Into the Great Wide Open
- Current Status
- In Season
- Kevin Canty
We gave it a B+
Though he’s a major American rock & roll star, Tom Petty has yet to produce the kind of classic album artists of his caliber are supposed to make at least once in their careers. And while Into the Great Wide Open may not be it, it’s the closest he and his band the Heartbreakers have come in nearly 15 years.
You can hear it yourself. Petty’s first two albums — 1976’s Tom Petty & The Heartbreakers and 1978’s You’re Gonna Get It! — have both just been re-released on Petty’s own Gone Gator record label, and still stand as his best work, effortlessly combining catchy melodies and unpretentiously raucous rock & roll. The follow-up, 1979’s Damn The Torpedoes, went triple platinum and made Petty & the Heartbreakers an arena attraction, but it also signaled a dulling of Petty’s grasp of the pop hook that — success or no — has simply made his music not as interesting as it used to be.

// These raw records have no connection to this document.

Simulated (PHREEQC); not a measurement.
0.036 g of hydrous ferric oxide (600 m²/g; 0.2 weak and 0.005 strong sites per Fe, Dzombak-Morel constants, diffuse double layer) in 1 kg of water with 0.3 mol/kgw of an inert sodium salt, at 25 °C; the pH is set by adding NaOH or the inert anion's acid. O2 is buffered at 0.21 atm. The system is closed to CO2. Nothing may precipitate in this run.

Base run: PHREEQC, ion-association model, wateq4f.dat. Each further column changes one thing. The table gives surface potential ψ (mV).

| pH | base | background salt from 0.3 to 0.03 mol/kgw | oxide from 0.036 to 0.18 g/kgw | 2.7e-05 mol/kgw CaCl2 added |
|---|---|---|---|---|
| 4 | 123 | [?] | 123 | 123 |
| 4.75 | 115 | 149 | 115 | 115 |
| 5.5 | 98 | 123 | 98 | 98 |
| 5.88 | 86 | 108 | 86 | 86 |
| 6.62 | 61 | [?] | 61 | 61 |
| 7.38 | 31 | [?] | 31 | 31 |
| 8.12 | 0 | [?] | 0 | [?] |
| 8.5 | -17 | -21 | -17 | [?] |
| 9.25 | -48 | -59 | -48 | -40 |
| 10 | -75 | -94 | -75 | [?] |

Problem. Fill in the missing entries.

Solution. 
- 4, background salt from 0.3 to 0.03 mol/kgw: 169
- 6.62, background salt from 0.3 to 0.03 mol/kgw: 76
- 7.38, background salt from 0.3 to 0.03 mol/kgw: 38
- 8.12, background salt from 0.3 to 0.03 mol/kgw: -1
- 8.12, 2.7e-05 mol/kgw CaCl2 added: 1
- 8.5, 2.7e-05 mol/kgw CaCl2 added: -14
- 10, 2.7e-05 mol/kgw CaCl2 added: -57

Until now, that is. Into the Great Wide Open is a surprising return to form. In some ways, credit for Petty’s renewal must go to Jeff Lynne, guiding Light in the Electric Light Orchestra, and, along with Petty, George Harrison, Bob Dylan, and the late Roy Orbison, a member of the Traveling Wilburys, the only so-called ”supergroup” in rock’s history to make decent records. Lynne, the Wilbury with the greatest ear for pop — he’s written more hit singles even than Harrison — produced Into The Great Wide Open, and his mark is all over it.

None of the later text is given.